In the beginning, there was “CCS.”
By “beginning,” I literally mean twenty years ago. When I was learning the ropes of this incredible game, Revised booster packs and starter decks were still on the shelves. This was before U/W control, Delver, Faeries, Fish, or Keeper. Before Decree of Justice and Morphling were the preferred win conditions for blue decks. Before “the stack” was a thing and before Wizards of the Coast decided to roll interrupts into instants. People gave honest consideration to playing Lord of the Pit, Serra Angel was rare and incredible, and Shivan Dragon was worth two Underground Sea in a trade…maybe even three.
Back then, there was a certain balance to the game that is markedly different from now. Creatures were fairly terrible across the board. Force of Nature represented the top of the totem pole as far as big beaters went, leading green to be the color of giant creatures and owner of one of the only ways that you could reliably play multiple colors in one deck: Birds of Paradise. Red came in a close second on the creature front, with a touch of direct damage and land destruction thrown in to make up for any perceived short-comings.
White and black were largely identical as the go-to colors of removal and Reanimation, the only difference being that the lighter side of things got life gain and ways to deal with artifacts and enchantments and the dark side got Demonic Tutor. Kind of a push.

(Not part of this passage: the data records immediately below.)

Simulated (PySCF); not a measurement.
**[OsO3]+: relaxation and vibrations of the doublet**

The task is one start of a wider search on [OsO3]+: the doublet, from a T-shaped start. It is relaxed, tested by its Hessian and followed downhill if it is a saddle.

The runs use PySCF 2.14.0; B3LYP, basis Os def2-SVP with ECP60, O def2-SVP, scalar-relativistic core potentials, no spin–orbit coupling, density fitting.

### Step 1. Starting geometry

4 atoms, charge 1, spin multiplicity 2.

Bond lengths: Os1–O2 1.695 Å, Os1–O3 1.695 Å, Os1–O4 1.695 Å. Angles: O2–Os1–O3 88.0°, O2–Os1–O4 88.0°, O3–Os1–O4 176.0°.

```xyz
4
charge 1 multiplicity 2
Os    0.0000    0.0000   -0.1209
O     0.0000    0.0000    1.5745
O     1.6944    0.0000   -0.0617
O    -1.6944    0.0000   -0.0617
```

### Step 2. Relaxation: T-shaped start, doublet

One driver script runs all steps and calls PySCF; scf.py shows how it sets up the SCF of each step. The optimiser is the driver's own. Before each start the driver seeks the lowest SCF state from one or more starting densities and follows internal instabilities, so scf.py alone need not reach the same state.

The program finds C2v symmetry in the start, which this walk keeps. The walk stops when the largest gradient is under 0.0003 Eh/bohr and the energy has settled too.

And then, there was blue and “Copy, Counter, Steal.”
Back then, blue flat-out sucked at drawing cards. The available options were essentially Braingeyser and…well, just Braingeyser. The card advantage blue provided was done through attrition; wait for your opponent to tap out for Serra Angel and Control Magic it. Power Sink the red player who points a Fireball at your head. Clone the best thing in play. Let your opponent do the heavy lifting and reap the rewards.
If anyone wonders about when people started hating on blue, look no further than when Magic debuted at Gen Con ’93.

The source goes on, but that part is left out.